Yum China, China’s largest restaurant corporation, is a market leader in responsible resource management. This is accomplished by the implementation of specific steps such as decreasing food loss and waste, developing sustainable packaging solutions, and focusing on water conservation, which successfully minimises natural resource use in its operations.
The corporation is working towards its stated 2030 target of reducing food waste by 10% per restaurant by 2030 as compared to the baseline in 2020. In order to achieve this goal and reduce food loss and waste, the company has investigated novel approaches and partnerships to develop green and sustainable business and consumption models in the restaurant industry. To reduce food waste, the organisation uses cutting-edge technology and scientific management techniques.

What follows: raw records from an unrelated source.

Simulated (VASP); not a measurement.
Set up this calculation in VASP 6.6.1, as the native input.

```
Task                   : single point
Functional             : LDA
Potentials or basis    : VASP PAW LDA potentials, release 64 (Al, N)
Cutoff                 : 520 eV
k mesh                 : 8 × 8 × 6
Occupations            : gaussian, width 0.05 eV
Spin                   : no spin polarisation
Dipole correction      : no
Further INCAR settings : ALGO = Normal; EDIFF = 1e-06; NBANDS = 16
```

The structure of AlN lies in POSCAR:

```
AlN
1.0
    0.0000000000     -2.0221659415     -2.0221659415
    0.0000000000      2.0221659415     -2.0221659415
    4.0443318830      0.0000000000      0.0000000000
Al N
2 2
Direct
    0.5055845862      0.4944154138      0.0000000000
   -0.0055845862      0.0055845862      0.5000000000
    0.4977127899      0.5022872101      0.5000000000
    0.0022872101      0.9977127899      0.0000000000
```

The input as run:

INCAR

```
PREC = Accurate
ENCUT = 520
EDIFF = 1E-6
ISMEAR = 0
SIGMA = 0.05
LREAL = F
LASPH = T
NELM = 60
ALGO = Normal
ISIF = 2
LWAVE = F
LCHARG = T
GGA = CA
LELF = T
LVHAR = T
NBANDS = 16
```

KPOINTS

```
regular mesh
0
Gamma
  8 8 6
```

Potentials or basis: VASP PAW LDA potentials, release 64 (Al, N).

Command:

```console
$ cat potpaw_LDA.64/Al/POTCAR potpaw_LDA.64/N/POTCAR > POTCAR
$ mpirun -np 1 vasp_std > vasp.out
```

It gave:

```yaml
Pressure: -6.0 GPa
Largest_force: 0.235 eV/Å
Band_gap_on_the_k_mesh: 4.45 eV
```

Yum China has expanded the share of cold chain transportation and uses AI and IoT to improve ingredient purchasing forecast accuracy and inventory management. To improve food processing, the company employs oil-saving fryers and changes frying volume on a batch-by-batch basis to avoid overcooking. Furthermore, the firm has improved food disposal by recycling food waste and publicising KFC’s pioneering Food Bank Programme.
KFC’s Food Bank Programme was founded in 2020 with the goal of giving extra food from our outlets to area residents in need. The programme not only helps to minimise food waste but also actively contributes to the reduction of GHG emissions.